What rap could have been—and still could be.


Gil Scott-Heron: The Revolution Will Not Be Televised

Gil Scott-Heron has been called the godfather of rap. To listen to this album is to understand what rap could be.

Using the spoken word mixed with music, humor, anger and genuine outrage at the status quo, Scott-Heron delivers powerful messages that rail against ignorance and injustice. And no one gets away unscathed, especially in the title track, the best piece on the album. The Revolution Will Not Be Televised is a call to arms for African-Americans to step up and take part in “looking for a brighter day.” It attacks corrupt, uncaring government, racism, apathy, white liberals and opportunistic African-Americans alike. Most of all, though, it is a brilliantly biting indictment of a shallow, consumer-driven society and the media that both feed it and feed upon it.
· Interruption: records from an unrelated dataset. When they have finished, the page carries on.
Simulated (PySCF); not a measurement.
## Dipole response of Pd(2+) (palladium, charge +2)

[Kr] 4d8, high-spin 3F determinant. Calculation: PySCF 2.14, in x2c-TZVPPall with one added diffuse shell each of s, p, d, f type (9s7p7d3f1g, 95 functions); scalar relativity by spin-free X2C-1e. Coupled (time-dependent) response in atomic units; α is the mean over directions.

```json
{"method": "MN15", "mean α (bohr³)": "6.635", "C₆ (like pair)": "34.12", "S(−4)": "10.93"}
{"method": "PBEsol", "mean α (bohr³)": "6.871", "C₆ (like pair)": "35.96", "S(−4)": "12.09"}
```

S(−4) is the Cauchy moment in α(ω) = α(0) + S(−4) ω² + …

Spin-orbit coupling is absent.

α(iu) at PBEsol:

Other tracks carry strong messages too. No Knock speaks out against the Nixon-era use of “no-knock” raids on political radicals; Black Panther leader Fred Hampton died in a no-knock raid. Whitey on the Moon questions the financing of this endeavor in light of rampant poverty right here on Earth. And Brother challenges “would-be Black revolutionaries” to stop posturing and start delivering:

Show that man you call an Uncle Tom just where he’s wrong.
Show that woman that you’re a sincere Black man.
All we need to do is see you shut up and be Black.
Help that woman, help that man.
That’s what brothers are for, brother.

All of which brings me back to what rap could be. Yeah, a lot has changed since the 1970s when this music first appeared. But unfortunately, a whole lot is just the same. How many songs do we really need about bling and violence, bitches and hos? With few exceptions, rap music has become like Irish music for me, one long, monotonous song cut up into song-length pieces.

Scott-Heron himself has called on the new generation of rappers to speak for change rather than perpetuate the current social situation, and to be more articulate and artistic: “There’s a big difference between putting words over some music, and blending those same words into the music. There’s not a lot of humor. They use a lot of slang and colloquialisms, and you don’t really see inside the person. Instead, you just get a lot of posturing.”

All this said, The Revolution Will Not Be Televised is a wildly uneven album. In fact, it’s almost like two completely different albums in one, with more conventional songs outnumbering the uniformly excellent spoken word tracks. A couple of the songs work well too, most notably The Get Out of the Ghetto Blues and Pieces of a Man. But most are earnest, heartfelt, unfortunate exercises in bad 70s poetry.

All that said, though, the title track alone is worth the cost of admission.



2 Responses to “What rap could have been—and still could be.”

  1. nextthing Says:

    i feel u, i love Gil-Scott

  2. Donald Says:

    Ever feel kinda of down and out and don’t know just what to do?
    Livin’ all of days in darkness, let the sun shine through
    Ever fell that somehow, somewhere you lost your way?
    And if you don’t get help you won’t make it through the day
    You could call on Lady Day!
    You could call on John Coltrane!